In modern C, a char
is guaranteed to be independently modifiable, without disturbing surrounding data. It's usually chosen to be the width of the narrowest load/store instruction. So on Alpha or word-addressable CPUs, a char
had to be the word size, or else every char
store would have to compile to an atomic RMW on the containing word. (Rather than a much cheaper non-atomic RMW like some early compilers actually used, before C11 introduces a thread-aware memory model to the language.) See Can modern x86 hardware not store a single byte to memory? (which covers modern ISAs in general) and C++ memory model and race conditions on char arrays for the requirements C++11 and C11 place on char
.
But that Wikipedia table of word and char sizes in historical machines is clearly not about that, given the sizes. (e.g. smaller than a word on some word-addressable machines, I'm pretty sure).
It's about how software (and character I/O hardware like terminals) packed multiple character of the machine's native character encoding (e.g. a subset of ASCII, EBCDIC, or something earlier) into machine words.
Unicode, and variable-length character encodings like UTF-8 and UTF-16, are recent inventions compared to that history. https://en.wikipedia.org/wiki/Character_encoding#History
Many systems used fewer than 8 bits per character, e.g. 6 (64 unique encodings) is enough for the upper and lower case Latin alphabet plus some special characters and control codes.

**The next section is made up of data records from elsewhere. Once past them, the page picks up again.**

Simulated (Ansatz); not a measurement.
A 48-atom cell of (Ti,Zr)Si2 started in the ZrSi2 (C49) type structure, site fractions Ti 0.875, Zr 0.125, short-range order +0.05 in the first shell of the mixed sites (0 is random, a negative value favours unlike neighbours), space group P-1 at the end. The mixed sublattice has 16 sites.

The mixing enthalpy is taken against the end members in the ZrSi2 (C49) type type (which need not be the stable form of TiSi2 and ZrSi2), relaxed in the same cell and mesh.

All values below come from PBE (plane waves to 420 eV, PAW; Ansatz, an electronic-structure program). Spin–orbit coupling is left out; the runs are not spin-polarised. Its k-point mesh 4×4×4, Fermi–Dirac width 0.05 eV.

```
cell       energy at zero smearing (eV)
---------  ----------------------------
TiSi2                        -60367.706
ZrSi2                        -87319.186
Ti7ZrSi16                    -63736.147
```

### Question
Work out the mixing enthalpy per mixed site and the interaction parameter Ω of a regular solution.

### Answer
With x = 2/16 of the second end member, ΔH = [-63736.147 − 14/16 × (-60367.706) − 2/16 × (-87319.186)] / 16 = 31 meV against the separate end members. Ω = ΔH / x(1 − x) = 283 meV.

These historical character sets are what motivated some of the choices for programming languages to use certain special characters or not, because they were developed on systems that had a certain character set.
Historical machines really did do things like pack 3 characters of text into an 18-bit word.
You might want to search on https://retrocomputing.stackexchange.com/, or even ask a question there after doing some more reading.